Software Tools in Haskell: paginate

format lines with page numbers and headers

Posted on 2016-03-06 by nbloomf
Tags: software-tools-in-haskell, literate-haskell

This page is part of a series on Software Tools in Haskell.

This post is literate Haskell; you can load the source into GHCi and play along.

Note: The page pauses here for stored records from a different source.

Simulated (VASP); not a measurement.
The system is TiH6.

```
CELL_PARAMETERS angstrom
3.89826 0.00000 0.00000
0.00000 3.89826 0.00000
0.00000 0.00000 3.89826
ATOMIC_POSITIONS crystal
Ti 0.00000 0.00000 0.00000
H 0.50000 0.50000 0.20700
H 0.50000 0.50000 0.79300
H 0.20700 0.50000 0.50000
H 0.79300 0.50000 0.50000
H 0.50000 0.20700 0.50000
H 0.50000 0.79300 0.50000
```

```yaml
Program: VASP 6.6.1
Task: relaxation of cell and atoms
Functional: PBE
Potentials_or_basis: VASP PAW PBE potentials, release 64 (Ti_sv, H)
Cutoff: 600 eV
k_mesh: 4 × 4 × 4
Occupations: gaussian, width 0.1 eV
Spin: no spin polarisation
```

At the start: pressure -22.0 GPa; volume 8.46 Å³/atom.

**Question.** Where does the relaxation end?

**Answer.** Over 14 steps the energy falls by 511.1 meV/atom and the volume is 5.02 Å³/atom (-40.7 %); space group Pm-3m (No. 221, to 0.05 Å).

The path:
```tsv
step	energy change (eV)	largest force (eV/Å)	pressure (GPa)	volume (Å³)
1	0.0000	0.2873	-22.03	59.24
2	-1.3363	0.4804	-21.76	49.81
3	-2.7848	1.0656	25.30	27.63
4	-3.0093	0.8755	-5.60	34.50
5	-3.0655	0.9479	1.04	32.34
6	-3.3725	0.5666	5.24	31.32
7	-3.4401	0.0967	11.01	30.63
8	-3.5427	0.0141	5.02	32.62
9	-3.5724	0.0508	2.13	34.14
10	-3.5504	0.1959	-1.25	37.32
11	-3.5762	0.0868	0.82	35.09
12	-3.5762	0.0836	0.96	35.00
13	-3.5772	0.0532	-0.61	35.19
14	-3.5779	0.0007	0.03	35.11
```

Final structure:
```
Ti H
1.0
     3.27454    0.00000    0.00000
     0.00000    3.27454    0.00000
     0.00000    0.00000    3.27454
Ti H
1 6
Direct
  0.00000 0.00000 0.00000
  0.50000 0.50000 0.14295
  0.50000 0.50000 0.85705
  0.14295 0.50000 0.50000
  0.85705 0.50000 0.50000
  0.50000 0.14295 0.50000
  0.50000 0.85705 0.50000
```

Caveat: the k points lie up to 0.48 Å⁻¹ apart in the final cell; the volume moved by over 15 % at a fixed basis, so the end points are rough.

As usual, we start with some imports.

{-# LANGUAGE TypeSynonymInstances, FlexibleInstances, ConstrainedClassMethods #-}
-- paginate: format lines with page numbers and headers
module Main where

import System.Console.GetOpt
import System.Environment (getArgs, getProgName)
import System.Exit (exitSuccess, exitFailure)
import System.IO (hPutStrLn, stderr)
import Data.List (unfoldr, inits, isPrefixOf, intercalate)
import Data.Foldable (foldl')

Our virtual line printer pslineprint is nice enough, but extremely simple; it does nothing at all to prettify the documents it prints. Our first attempt at this is paginate. This program will split a sequence of lines into “pages”, giving each page a header and page number. It will also be able to print more than one file sequentially, making each file start on its own page and ensuring that page numbers are correct across files. If any file name happens to be -, we read lines from stdin. Finally, it will optionally print a table of contents page in case we are printing a large number of long files.

I think this is the ugliest tool in our kit so far, and that part of the reason for this is that paginate depends on several arbitrary choices; frequently if there is a single “natural” or “obvious” choice, the resulting code is simple, but if we are making an arbitrary choice among several options our code feels complicated.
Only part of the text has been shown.